In a Tesla blog post on Thursday morning, one week after the unveiling of the Tesla Model 3, the company revealed how many cars had been reserved. The figure itself is staggering; the implications are, too.
The number of Model 3s reserved so far? Three-hundred and twenty-five thousand (325,000).
Tesla’s proud – and has its hands full: “We want to thank everyone who has shown their faith in Tesla and the mission of electric vehicles,” the company said in a blog Thursday. “We would write more, but we need to get back to increasing our Model 3 production plans!”
Tesla’s calling it “The Week that Electric Vehicles Went Mainstream,” which, actually, is not altogether misleading. The 325,000 reservations, the post explains, “corresponds to about $14 billion in implied future sales, making this the single biggest one-week launch of any product ever.” While people can quite easily opt out of their reservations, many are determined to get a Model 3.
The Model X unveiling in February, 2012, was well received, and those numbers – back then – seemed impressive. “Model X, Fastest Selling Tesla Ever,” that press release announced. One day after the Model X reveal, advance sales “exceeded $40 million,” which, given the Model X’s approximate $100,000 price tag, equates to just 400 cars. In 2012, this was major news for Tesla: the number of cars was as exciting as the 2800-percent increase in traffic to teslamotors.com at the time.
This go-around, that same 24-hour period brought 180,000 reservations.
Aside from hip hop producer Just Blaze, whose Model X needed a couple “lil bros,” not many of those who have reserved so far put in orders for multiple Model 3s. Tesla CEO Elon Musk tweeted that only five percent of reservers ordered a “max of two” cars.

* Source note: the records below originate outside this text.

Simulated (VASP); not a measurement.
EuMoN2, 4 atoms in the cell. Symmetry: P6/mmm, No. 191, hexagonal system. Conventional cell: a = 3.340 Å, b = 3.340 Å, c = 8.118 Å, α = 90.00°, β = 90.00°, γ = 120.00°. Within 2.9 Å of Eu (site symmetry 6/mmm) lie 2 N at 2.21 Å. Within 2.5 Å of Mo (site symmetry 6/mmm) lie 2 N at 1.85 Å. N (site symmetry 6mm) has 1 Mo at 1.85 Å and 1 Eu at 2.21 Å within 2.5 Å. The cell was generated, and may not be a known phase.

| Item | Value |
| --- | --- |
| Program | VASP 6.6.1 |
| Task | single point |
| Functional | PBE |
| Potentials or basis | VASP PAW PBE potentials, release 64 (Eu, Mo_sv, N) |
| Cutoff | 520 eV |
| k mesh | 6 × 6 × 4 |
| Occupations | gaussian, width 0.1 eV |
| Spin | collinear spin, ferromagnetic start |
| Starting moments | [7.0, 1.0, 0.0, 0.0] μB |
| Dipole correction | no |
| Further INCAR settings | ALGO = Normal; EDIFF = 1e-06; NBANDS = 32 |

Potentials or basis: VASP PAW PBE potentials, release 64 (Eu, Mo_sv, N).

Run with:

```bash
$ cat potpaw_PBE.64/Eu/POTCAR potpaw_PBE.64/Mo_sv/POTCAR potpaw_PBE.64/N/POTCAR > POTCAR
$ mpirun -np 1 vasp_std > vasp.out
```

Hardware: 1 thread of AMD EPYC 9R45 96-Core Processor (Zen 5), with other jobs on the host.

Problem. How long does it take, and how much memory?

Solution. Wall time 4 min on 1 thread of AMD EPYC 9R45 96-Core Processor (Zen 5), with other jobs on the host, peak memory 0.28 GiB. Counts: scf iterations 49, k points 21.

Some extraordinarily simple math tells us how much Tesla is expecting the average buyer to spend on a Model 3: at 325,000 reservations and a $14 billion projection, the predicted average Model 3 cost is about $43,000. If you’re feeling fancy, though, you’ll be able to bring that number way up.
What is particularly striking about this achievement, as the blog post points out, is that Tesla does not advertise — it’s “a true grassroots effort.” The cars speak for themselves. A simple press release turns into innumerable blog posts around the web, and suddenly everyone’s talking about electric vehicles. Musk built a luxurious, futuristic car around his pioneer lifestyle and persona; the people came.